To learn more about titles from this author, visit W.R. Gingell’s website.

Review: Children of Blood and Bone (Adeyemi)

Catching up on some reviews today as I finally add Children of Virtue and Vengeance to my very long TBR list. Which can only mean today’s review is of…!

This is a new YA classic, with an inventive fantasy world and a real-world social message.

Children of Blood and Bone is rooted in the culture and religion of the Yoruba people, and it’s beautiful. Adeyemi drops the readers into a compelling fantasy world we’ve all been waiting for, even if we didn’t know it yet. Giant animals to ride on, a stunning pantheon of gods and goddesses, coming-of-age, bigotry (external and internalized), duty, injustice, selflessness and young love are woven into this magical story.

The world of Children of Blood and Bone is cruel to some. Even a girl as strong-willed as Zélie is driven out of her village by bloodshed and tragedy; at the same time, Amari, a princess with about zero self-confidence, makes her way out of the palace, while her heir-to-the-throne brother Inan joins the ranks of the very people responsible for what happens to Zélie’s village (one could say he’s a zealot, or naïve, or both). A collision course is in order.

Zélie is beset by grief and hopelessness at times, which adds to the depth of her story and her own drive. As a Diviner, she is connected to the goddess of death, and holds on just when her faith is about to desert her. She beats impossible odds, but not without strife and cost to herself.

Legend of Zélie: Zélie’s story is the most moving and most riveting of the perspectives. This determined heroine goes from grief and hopelessness to hope, love and sacrifice during her journey. 

My only complaint was that I wanted to stay with Zélie and her companions rather than see what other characters were doing (which is really a testament to how much more exciting Zélie’s story is). It also means I kept reading to get back to her. There were scenes in which Zélie’s awe transmitted perfectly, like when she sees an image of the goddess of death, which gave me actual goosebumps. Adeyemi has a real talent for transferring her characters emotions from page to reader.

In short, I shed tears. I stayed up way too late reading. There was a touch of romance and a big helping of heartbreak. This was a true “experience” novel, and it was gorgeous. It’s also a prime example of the right way to *ahem* kill off a character.

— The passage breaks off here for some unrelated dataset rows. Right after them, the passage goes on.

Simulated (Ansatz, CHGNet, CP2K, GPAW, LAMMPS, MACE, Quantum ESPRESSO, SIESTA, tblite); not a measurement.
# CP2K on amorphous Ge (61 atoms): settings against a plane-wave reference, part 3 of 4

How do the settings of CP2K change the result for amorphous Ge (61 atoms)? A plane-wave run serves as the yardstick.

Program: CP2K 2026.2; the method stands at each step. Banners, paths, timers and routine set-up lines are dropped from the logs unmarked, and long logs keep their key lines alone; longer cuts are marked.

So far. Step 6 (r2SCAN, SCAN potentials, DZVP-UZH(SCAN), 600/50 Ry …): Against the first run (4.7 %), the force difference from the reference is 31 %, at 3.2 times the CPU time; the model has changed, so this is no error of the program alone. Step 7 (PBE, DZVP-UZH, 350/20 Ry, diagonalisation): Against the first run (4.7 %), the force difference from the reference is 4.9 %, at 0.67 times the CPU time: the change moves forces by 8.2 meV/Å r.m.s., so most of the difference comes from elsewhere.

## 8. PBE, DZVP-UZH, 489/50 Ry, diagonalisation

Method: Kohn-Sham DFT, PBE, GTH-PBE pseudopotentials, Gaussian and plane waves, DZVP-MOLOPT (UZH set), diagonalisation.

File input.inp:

The feeling I had reading this book has stayed with me long after the details began to blur (and admittedly they have blurred a bit). But for me, the best books will always be the ones that make you remember the feeling of reading them, if not all the names and details. Fans of Garth Nix’s Abhorsen/The Old Kingdom series and Silvia Moreno-Garcia’s Gods of Jade and Shadow are likely to enjoy it as much as I did.

So while this book was probably checked off your own TBR list long ago, I won’t risk somebody out there missing it. Read Children of Blood and Bone if you still haven’t! You won’t be sorry.

Note: Book 2 in the Legacy of Orïsha series, Children of Virtue and Vengeance, was released in 2019; as of posting, there was no release date or title listed on Goodreads for #3.

Indie Book Spotlight: Tapestry of Night (Vince)

In a world where only one late-bloomer can save her people from a terrible fate, the time has come…for another Indie Book Spotlight!

Tapestry of Night Review Graphic

The opening chapter of Elm Vince’s Tapestry of Night shows us that fate can be written in the stars—if those stars are charted properly. Thanks to the Stellar Sisters of Celestial Devotion, Cassia is an expert of making natal star charts, and she has an “uncanny intuition” to go with it.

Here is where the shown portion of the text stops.